Bragging About Being the Most Humble Person in the World

Humility is a tricky value to possess.  Once you think you have acquired it, you have already lost it. 

We are to aspire to humility but never act as if we have acquired it.

The complexity of humility is seen well in the life of Moses. 

Moses was:

  • rescued from an ethnic cleansing (Ex 2:3),
  • adopted into Pharaoh’s family (Ex 2:10),
  • brandished his personal strength in order to redeem (Ex 2:12),
  • confronted Pharaoh through miraculous signs (Ex 4:21),
  • led the people through the parted Red Sea (Ex 14:29),
  • received the Ten Commandments from the hands of God (Ex 31:18),
  • and led the stubborn people up to the brink of the Promised Land (Deut 34:3). 

Few ministry resumes exist with more clout than the list of accomplishments mentioned in Moses’ history.  Given this type of experience, Moses could have easily struggled with pride.

Contrastingly, Moses’ life was marked more with humility than pride.  It is written that “the man Moses was very humble, more than any man who was on the face of the earth” (Num 12:3).  The hilarity of that verse is that many translations have the entire verse contained within parentheses because most scholars believe that Moses wrote the Book of Numbers!  Certain commentators believe that verse must be an editorial comment because as soon as you write that you are the most humble person in the whole world you just became the most prideful person in the whole world.

Can you brag about it if you are actually the most humble person in the world?

You can wrestle with the philosophical discussion concerning whether or not the most humble person could accurately write such a statement without disqualifying themselves at a later date, but the main takeaway is this: the closer you encounter God, the more humble you become.  If Moses had been a part of so many incredible moments, how could he remain so humble?  Simple.  He knew the LORD face to face (Deut 34:10).

His proximity to the LORD kept his position in perspective.  

Where is humility acquired?  It’s in the presence of someone greater.

Moses wasn’t the only one like this though. 

  • Righteous Job covered his mouth speechless when he finally encountered God whom he so desired to question (Job 40:4). 
  • The presence of God made Joshua the commander on the eve of battle fall on his face and worship (Josh 5:14). 
  • King David marveled that God would even think about creatures as small as himself (Ps 8:3-4). 
  • King Solomon, the richest and most successful leader in Israel, saw himself in the presence of God as a little child unable to discern the simplest of tasks (1 Kings 3:7). 
  • After experiencing the LORD high and lifted up (Isa 6:1), Isaiah didn’t feel better about himself but feared for his safety given his sinful condition (Isa 6:5).
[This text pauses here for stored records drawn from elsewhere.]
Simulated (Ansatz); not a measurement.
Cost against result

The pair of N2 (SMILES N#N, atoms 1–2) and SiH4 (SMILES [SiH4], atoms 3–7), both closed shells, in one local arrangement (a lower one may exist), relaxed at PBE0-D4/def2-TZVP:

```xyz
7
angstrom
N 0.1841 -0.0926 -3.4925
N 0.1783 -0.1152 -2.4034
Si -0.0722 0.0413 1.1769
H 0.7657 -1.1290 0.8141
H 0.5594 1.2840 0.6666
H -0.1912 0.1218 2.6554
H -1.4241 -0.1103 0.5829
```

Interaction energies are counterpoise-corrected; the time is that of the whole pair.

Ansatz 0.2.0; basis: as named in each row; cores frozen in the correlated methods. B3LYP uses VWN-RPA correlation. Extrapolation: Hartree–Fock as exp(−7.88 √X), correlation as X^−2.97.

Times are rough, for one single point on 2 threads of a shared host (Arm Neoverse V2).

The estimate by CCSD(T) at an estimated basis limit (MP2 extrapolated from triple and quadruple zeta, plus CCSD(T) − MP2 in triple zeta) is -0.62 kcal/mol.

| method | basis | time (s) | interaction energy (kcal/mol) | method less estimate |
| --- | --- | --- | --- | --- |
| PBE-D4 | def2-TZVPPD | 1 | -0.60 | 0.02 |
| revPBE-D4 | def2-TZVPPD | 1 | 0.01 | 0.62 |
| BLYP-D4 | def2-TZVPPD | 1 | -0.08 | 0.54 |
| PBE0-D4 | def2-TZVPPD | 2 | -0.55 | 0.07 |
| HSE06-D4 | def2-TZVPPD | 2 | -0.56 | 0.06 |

These examples from the great cloud of witnesses (Heb 12:1) are just a sampling.  When people encountered God in the Old Testament and the New Testament, they rarely walked away thinking highly of themselves.  In fact, they rarely thought of themselves at all.

Their gaze had been set on another much more magnificent and had displaced the need to focus upon themselves any longer.  

Andrew Murray wrote, “True humility comes when before God we see ourselves as nothing, have put aside self, and let God be all.  The soul that has done this, and can say, ‘I have lost myself in finding you,’ no longer compares itself with others.  It has given up forever any thought of self in God’s presence.”

Most people attempt to exalt themselves in one way or another.  Jesus once again breaks the paradigm by teaching that servant leaders don’t position themselves for exaltation.  They do their job and allow God to do the positioning.  Jesus taught that someone should not even desire to sit at the head table but instead seek out the lowliest place possible (Luke 14:8).

Nearing his death, Jesus even taught his disciples that no one should even aspire to an office of leadership (Matt 23:10).  Combatting the Pharisees who thought that their efforts earned them special places of leadership in God’s eyes, Jesus actually opposed the very desire to be a leader based on one’s perceived qualifications.  Jesus sated, “Whoever exalts himself shall be humbled; and whoever humbles himself shall be exalted” (Matt 23:12).  The totality of Scripture affirms Jesus’ statement.

God can and will dramatically humble those who try to promote themselves.    

As Jesus humbly washed his disciples’ feet during the Last Supper (John 13:5-20), he exemplified true humility.  Not only was it an unthinkable, lowly task, omniscient Jesus willfully washed the feet of Judas who would soon betray him (John 18:1-9), Peter who would deny him (John 18:25-27), and the remaining ten disciples who would abandon him in the crucial coming hours (Matt 26:56).

If Jesus, who did not regard equality with God as something to be grasped (Phil 2:6), could humble himself, should it really be that difficult for someone like me to humble myself?  Humility should be the natural response to encountering Christ.

If I truly encounter Jesus, how can I not be humble?